The social status of LIS professionals, the claims they make, the research they produce, and the advice they offer are supported by a knowledge base. Epistemology in LIS concerns itself with this knowledge base. Questioning the assumptions about valid knowledge and realities that are hidden from view in a selection policy, a classification scheme, an information seeking and retrieval model, or a research methodology is the task of epistemology in LIS. Decisions about the truth or falsity of these assumptions make real differences to what materials are selected for a library, and how they are arranged for interpretation and use, as well as the credibility of research findings and policy decisions.
Epistemology, or the theory of knowledge, is a branch of philosophy concerned with a general treatment of the nature, origins, scope and limits of human knowledge, its presuppositions and bases, and investigates the methods by which it is acquired (Hamlyn 1967; Coffey 1917). Epistemology is traditionally devoted to the study of the justification, or, more generally, the evaluation of the beliefs we have on the basis of some given body of evidence (Hintikka 1992). A central focus on human knowledge is what distinguishes epistemology as an area of interest, and the several perspectives of the nature, origins and general reliability of claims to knowledge distinguish epistemological positions from each other.
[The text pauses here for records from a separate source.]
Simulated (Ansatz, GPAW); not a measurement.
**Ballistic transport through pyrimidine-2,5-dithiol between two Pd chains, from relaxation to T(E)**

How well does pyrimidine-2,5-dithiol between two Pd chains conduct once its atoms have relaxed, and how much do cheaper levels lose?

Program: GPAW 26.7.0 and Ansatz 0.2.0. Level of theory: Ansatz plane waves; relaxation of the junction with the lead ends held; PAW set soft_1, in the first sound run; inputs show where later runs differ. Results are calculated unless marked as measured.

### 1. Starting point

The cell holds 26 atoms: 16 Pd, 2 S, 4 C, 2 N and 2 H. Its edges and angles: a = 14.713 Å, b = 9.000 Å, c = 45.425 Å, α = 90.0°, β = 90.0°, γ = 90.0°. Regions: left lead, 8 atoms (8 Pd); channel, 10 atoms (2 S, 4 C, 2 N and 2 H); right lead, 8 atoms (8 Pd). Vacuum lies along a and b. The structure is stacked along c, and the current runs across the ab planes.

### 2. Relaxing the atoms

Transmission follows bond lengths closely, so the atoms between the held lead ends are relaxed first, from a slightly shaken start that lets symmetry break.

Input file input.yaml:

Two central questions that epistemology in LIS seeks to answer are:
How much of what the discipline of LIS claims to know on the basis of its modes of professional practice and its research traditions can indeed be justified on the basis of evidence for those claims? What type of knowledge is ‘bibliothecal knowledge’, or what Kevin McGarry (1985) calls the ‘special kind of knowing’ in LIS?
Significant for LIS professionals and researchers is that the intentional or unconscious espousal of an epistemology or epistemological position (used interchangeably here) holds definite implications for how they practice their profession, and conduct research (Harding 1988). Why a specific epistemology in LIS may be dominant at any given time cannot be fully explained, but it may have something to do with the prevailing intellectual climate. Its alliance with other powerful social forces makes it appear natural, inevitable, and unchallengeable.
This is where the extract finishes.